When I was a boy, maybe eight or nine, I could wake up early on a winter morning and know instantly that there would be no school that day — it was quiet. Overnight snow had left the landscape eerily silent and I could hear that silence even before I looked out the window. It was a palpable silence. A silence that filled up the air. 

Later in the morning, there would be the scrape of the snowplow on the street pavement, the glee-screaming of kids on their sleds and, if a sunny day, perhaps the sound of dripping meltwater from the eaves. But for that first moment, a signal from the natural world that the day was different. 

We may think of silence as an absence of sound, but when paid attention to, silence is a presence. As “there” as the sunlight or the children. 

Silence is something we largely miss in the busy world. When I wake up now, normally I hear distant traffic noise or the sound of an industrious neighbor on her mower shaving her lawn. This morning I opened the front door to hear the rattle of a woodpecker and a crow’s caw-caw. The world is noisy. And that’s not even counting the TV that fills the air with its constant carnival barker reminding us of the world’s clattering presence. 

Silence lets us hear our own thoughts. It is the reason Jesus went into the wilderness for 40 days, and Moses and Elijah both sought solitude on Mt. Horeb, the Buddha spent five years alone in the forest, and Nietzsche’s Zarathustra shunned human contact in his cave. In several Native American cultures, a part of growing up was to leave the community and spend time quiet and alone until you had your vision. 

Silence is the midwife of spiritual or intellectual awakening. It needn’t be the desert or woods; it might be a library, that other source of quiet. 
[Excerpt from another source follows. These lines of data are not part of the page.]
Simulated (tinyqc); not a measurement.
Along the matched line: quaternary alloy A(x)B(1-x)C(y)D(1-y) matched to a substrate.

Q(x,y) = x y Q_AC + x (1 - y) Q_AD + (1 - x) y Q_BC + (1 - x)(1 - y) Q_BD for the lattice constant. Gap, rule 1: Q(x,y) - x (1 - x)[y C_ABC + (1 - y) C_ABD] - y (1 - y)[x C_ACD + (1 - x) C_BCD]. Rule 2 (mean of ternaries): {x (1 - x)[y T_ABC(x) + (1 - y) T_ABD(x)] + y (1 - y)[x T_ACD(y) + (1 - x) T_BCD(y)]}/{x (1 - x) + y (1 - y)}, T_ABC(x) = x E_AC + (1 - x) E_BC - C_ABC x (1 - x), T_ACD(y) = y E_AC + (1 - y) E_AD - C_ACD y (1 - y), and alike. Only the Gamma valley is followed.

The quietest I ever remember was a press tour to the Karchner Caverns in Arizona when they were first opened to the public. A group of a dozen or so journalists, both print and TV, were taken into the cave and shown the wonders. And at one point our guide asked us all to stand several feet apart and be quiet. She had all the lights turned off and we were a hundred feet underground with no light and no sound. 

Even in the nighttime, there is light from the moon and the stars. City lights, no matter how distant are reflected back off the clouds and make nighttime at least a dull glow. If I wake up at night, my eyes adjust to the darkness and I can still make out the shadowy shapes in the room. 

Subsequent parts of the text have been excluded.